The current code includes a force_insert deadlock-break at consumer.rs:191-194 for the case where the buffer is full but the head is still missing. This branch is a known smell (see project_consumer_force_insert_smell in MEMORY.md). For receive-side delta apply, where wire-order is mandatory, force_insert must be either removed or gated behind a guarantee that it never fires during ordered operation. The wire-format audit’s recommended follow-up G3 at docs/audits/parallel-dispatch-wire-format-verification.md:273-293 calls for a deterministic test that pins the head sequence and verifies the resulting delivery order. That test must exist and prove force_insert does not violate the wire-order contract before this design can ship as the default path.
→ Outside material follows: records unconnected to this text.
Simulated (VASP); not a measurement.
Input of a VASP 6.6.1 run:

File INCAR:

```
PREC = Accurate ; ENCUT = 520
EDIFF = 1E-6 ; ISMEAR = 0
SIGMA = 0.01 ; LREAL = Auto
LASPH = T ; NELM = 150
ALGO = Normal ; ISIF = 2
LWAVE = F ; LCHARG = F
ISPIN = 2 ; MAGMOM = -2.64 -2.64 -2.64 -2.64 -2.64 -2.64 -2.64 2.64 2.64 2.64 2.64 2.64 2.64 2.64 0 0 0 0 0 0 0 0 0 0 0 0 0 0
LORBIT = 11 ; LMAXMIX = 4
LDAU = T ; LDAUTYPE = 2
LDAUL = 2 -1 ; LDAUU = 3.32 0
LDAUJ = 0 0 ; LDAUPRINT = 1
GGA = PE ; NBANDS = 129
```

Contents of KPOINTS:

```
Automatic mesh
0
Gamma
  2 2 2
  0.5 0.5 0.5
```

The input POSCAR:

4.3 Slow filesystem worst case

A pathological slow destination (NFS at 1 MB/s under network loss, for example) under parallel apply collapses to the sequential rate plus queueing overhead. The bounded queue and reorder buffer cap memory at O(capacity * avg_file_size). The producer stalls behind the channel, the TCP window closes, and the sender pauses. No memory growth, no buffer bloat. The only added cost is the queue + reorder slab allocation, which is O(capacity) regardless of transfer size.

4.4 Per-file size variance

A 64-file transfer with one 10 GB file and 63 1 KB files would stall the reorder buffer behind the 10 GB worker. The ReorderBuffer capacity must be large enough to hold the 63 completed small files while waiting for the head sequence. adaptive_capacity already accounts for this by giving small-file workloads an 8x multiplier at delta_pipeline.rs:284-292. For mixed workloads, the bypass-reorder variant (spawn_bypass at consumer.rs:142-145) is an escape hatch that delivers results in completion order - but only safe when downstream ordering is unnecessary, which is not the case for the receiver’s wire-output path.

5. Cross-references

The infrastructure this design plugs into has accumulated several benches and audits. The relevant ones:

6. Recommendation

Adopt as a CLI/config-gated opt-in. Do not promote to default until two conditions hold:

6.1 Gating prerequisite

The parity-test gap (G2) named in docs/audits/parallel-dispatch-wire-format-verification.md:258-271 must close. That gap is the absence of any test that drives a fixed DeltaWork batch through both SequentialDeltaPipeline and ParallelDeltaPipeline and asserts identical Vec<DeltaResult> (same NDX order, same sequence, same literal/matched counts, same status). Without that test, a regression in the parallel path could silently change the wire bytes oc-rsync emits, breaking interop.

Follow-up 1 in the audit (parallel-dispatch-wire-format-verification.md:328-337) defines the exact test contract. Land it first. Then this design’s opt-in CLI gate can be turned on for end-to-end interop runs.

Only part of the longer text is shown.